Annie is the first to be killed, strangled in the garage. Lynda shows up at the house with her boyfriend Bob Simms (John Michael Graham). They hop into bed since Annie isn't around. Myers will dispatch with Bob with a large butcher knife downstairs then throws a sheet over himself and impersonates Bob before killing Lynda. Myers heads over to finish off Laurie but she proves to be the toughest, most resilient of the three and battles Myers as Loomis finally arrives to help defeat the maniac.

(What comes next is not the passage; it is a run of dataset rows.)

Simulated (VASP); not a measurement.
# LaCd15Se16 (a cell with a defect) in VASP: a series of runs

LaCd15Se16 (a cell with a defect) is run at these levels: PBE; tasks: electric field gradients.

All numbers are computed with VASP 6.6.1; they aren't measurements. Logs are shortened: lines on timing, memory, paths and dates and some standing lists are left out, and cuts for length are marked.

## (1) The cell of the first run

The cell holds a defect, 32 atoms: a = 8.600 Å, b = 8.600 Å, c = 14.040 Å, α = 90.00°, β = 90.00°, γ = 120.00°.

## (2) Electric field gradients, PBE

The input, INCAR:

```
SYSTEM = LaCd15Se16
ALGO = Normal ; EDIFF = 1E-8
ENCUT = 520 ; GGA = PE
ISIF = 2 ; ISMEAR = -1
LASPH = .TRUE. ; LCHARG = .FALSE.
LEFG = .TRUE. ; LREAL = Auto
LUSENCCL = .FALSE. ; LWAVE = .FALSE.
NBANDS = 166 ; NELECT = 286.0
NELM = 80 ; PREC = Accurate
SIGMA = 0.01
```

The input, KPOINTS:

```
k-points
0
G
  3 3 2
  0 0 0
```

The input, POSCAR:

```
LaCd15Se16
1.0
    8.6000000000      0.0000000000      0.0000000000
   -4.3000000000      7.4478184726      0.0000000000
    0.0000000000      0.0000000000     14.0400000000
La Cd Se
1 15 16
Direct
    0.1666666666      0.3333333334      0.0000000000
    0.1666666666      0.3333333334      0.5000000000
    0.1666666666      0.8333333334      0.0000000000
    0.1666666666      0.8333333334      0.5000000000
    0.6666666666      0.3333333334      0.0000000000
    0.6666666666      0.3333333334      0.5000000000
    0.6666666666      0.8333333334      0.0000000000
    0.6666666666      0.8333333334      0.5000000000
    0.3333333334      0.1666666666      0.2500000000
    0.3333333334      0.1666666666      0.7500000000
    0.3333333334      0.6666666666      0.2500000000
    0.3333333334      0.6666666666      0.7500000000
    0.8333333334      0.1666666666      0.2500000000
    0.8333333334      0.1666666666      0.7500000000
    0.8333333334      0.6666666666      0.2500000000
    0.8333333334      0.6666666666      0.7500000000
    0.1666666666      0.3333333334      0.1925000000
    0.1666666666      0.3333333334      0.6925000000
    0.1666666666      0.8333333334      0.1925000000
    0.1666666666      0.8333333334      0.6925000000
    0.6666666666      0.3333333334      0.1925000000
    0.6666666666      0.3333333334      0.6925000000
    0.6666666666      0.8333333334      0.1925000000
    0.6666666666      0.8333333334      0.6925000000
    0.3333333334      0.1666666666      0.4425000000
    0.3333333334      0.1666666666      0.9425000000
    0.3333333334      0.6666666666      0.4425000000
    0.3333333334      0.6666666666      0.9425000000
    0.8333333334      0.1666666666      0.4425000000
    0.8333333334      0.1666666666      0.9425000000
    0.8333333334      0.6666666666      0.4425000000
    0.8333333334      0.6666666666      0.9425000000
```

After HALLOWEEN came out, many film critics saw a connection between the act of sex being punished by a violent death like in HALLOWEEN and other slasher films of the time. Carpenter insisted he just needed his characters to be doing something before the killer surprised them. Since the main characters were teenagers in high school, sex seemed the obvious teenage activity to distract them. But there is a theme that resonates in HALLOWEEN and its imitators that the virginal, conservative heroine like Laurie survives the madman's onslaught while Annie (who's going to pick up her boyfriend and bring him back to the house to have sex) or Lynda (who does have sex with her boyfriend in the house) are murdered because they're promiscuous and easy.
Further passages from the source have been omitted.